Seniors to face no consequences for skipping class Coachella Friday

Lindsay Wu

Due to joint planning between Prefect Council and the school, seniors will not be punished for missing class April 12, which is both “Coachella Friday” and this year’s Senior Skip Day, Head of Upper School Laura Ross announced in an email to parents April 9.

“This year, seniors who choose to not come to school on Friday – whether they choose to stay home and sleep, hang out with friends here in [Los Angeles] or elsewhere or attend the festival – will still be responsible for any work missed on that day but will not face a detention as a consequence,” Ross said in the email.

In previous years, students who missed school Friday to attend the entire first weekend of the annual Coachella Valley Music and Arts Festival received detention.  The school-sanctioned Senior Skip Day traditionally does not coincide with the festival, Ross said.

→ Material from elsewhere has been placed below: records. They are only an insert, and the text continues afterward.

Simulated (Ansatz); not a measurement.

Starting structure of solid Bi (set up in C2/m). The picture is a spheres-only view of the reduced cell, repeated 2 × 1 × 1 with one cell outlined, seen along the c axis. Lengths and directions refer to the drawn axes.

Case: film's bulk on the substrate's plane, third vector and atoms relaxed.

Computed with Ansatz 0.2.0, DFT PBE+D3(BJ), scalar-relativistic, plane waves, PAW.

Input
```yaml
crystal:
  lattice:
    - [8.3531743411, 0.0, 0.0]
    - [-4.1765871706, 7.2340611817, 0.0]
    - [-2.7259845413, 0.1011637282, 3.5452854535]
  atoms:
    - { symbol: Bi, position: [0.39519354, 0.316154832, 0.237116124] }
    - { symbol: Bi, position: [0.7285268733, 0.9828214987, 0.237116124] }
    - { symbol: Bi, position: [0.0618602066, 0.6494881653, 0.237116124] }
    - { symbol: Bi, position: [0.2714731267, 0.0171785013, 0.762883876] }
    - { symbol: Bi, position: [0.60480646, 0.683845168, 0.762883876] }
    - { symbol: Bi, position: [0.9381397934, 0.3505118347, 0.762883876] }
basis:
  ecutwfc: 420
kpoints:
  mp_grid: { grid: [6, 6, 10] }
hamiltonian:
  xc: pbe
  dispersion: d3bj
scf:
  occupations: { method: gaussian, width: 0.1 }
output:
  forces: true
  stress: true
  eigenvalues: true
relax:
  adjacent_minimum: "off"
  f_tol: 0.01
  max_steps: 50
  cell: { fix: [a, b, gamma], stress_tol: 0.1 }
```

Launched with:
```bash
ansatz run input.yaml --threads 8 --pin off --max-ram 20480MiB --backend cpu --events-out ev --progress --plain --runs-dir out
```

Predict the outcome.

This year, however, Head Prefects Kevin Chen ’19 and Ryan Stanford ’19 coordinated Senior Skip Day with Coachella Friday.

“Our intention was to benefit both the faculty and the students,” Stanford said.  “By having an ‘organized’ ditch day, fewer students would miss other days that could also have been designated ditch days, and we hoped that it would make moving assessments and having sufficient attendance more manageable for teachers. Also, we know that a lot of kids wanted this Friday off, whether for Coachella or another reason, and [Ross] was generous enough to suggest that seniors be allowed to miss school without being given detention.”

Students have also expressed support for the new policy.

“I am very happy that I will be able to go to the festival without suffering consequences with this year’s new policy,” Sydney Pizer ’19 said.  “I did not attend Coachella last year, but I had heard rather early on about the plans to allow seniors to miss this day this year, which was definitely a relief. I think seniors, regardless of whether they are going to Coachella or not, will enjoy this extra break.”

Despite the new policy implemented for seniors, sophomores and juniors who skip school for the festival will face consequences. In addition to completing the work they miss, students will also be subject to detention.

Ross also acknowledged that parents may aid their children in avoiding detention, but encouraged them to remain cognizant of the effects of their own actions.

“We recognize, of course, that parents could choose to not be honest with us about the reason their child is missing school that day and could thus avoid the detention for their child,” Ross said in the email.  “We hope, however, that if you make the decision to allow your student to attend Coachella that you help to model for your child that decisions have consequences and that transparency and honesty are the best guidelines to live by.”